1911 Encyclopædia Britannica/Droit
DROIT (Fr. for “right,” from Lat. directus, straight), a legal title, claim or due; a term used in English law in the phrase droits of admiralty, certain customary rights or perquisites formerly belonging to the lord high admiral, but now to the crown for public purposes and paid into the exchequer. These droits (see also Wreck) consisted of flotsam, jetsam, ligan, treasure, deodand, derelict, within the admiral's jurisdiction; all fines, forfeitures, ransoms, recognizances and pecuniary punishments; all sturgeons, whales, porpoises, dolphins, grampuses and such large fishes; all ships and goods of the enemy coming into any creek, road or port, by durance or mistake; all ships seized at sea, salvage, &c., with the share of prizes — such shares being afterwards called “tenths,” in imitation of the French, who gave their admiral a droit de dixième. The droits of admiralty were definitely surrendered for the benefit of the public by Prince George of Denmark, when lord high admiral of England in 1702. American law does not recognize any such droits, and the disposition of captured property is regulated by various acts of Congress.

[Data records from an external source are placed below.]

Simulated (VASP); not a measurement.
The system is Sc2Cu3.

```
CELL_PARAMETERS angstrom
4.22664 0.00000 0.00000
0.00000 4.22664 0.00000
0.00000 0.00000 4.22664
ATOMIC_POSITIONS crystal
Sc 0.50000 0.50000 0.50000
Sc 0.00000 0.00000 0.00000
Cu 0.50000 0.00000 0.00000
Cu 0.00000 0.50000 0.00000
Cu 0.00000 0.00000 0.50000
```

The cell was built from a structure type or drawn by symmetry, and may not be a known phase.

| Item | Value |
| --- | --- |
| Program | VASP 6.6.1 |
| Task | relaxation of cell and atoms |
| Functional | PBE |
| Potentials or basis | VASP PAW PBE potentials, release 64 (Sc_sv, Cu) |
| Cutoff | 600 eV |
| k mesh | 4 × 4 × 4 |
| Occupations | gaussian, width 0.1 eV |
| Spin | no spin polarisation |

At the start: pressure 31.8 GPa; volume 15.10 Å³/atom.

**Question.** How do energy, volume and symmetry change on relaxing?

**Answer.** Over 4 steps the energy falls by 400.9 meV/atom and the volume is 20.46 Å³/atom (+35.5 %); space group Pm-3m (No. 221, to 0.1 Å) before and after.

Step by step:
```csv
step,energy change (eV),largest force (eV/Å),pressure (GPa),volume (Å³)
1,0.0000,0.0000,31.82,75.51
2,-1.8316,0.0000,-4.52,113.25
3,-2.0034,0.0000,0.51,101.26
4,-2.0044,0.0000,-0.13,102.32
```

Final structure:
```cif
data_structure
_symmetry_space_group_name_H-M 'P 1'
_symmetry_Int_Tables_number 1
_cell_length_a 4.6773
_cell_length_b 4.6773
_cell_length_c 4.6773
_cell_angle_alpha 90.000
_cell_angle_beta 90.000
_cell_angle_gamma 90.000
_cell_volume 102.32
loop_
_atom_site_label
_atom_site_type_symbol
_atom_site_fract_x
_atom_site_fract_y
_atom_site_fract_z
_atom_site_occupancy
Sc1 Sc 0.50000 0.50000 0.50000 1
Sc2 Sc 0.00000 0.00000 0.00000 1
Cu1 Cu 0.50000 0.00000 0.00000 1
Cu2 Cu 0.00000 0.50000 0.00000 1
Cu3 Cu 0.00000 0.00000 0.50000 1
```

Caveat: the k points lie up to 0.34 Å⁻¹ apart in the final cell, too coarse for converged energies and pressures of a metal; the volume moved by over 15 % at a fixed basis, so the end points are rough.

The term droit is also used in various legal connexions (for French law, see France: Law), such as the droit of angary (q.v.), the droit d'achat (right of pre-emption) in the case of contraband (q.v.), the feudal droit de bris (see Wreck), the droit de régale or ancient royal privilege of claiming the revenues and patronage of a vacant bishopric, and the feudal droits of seignory generally.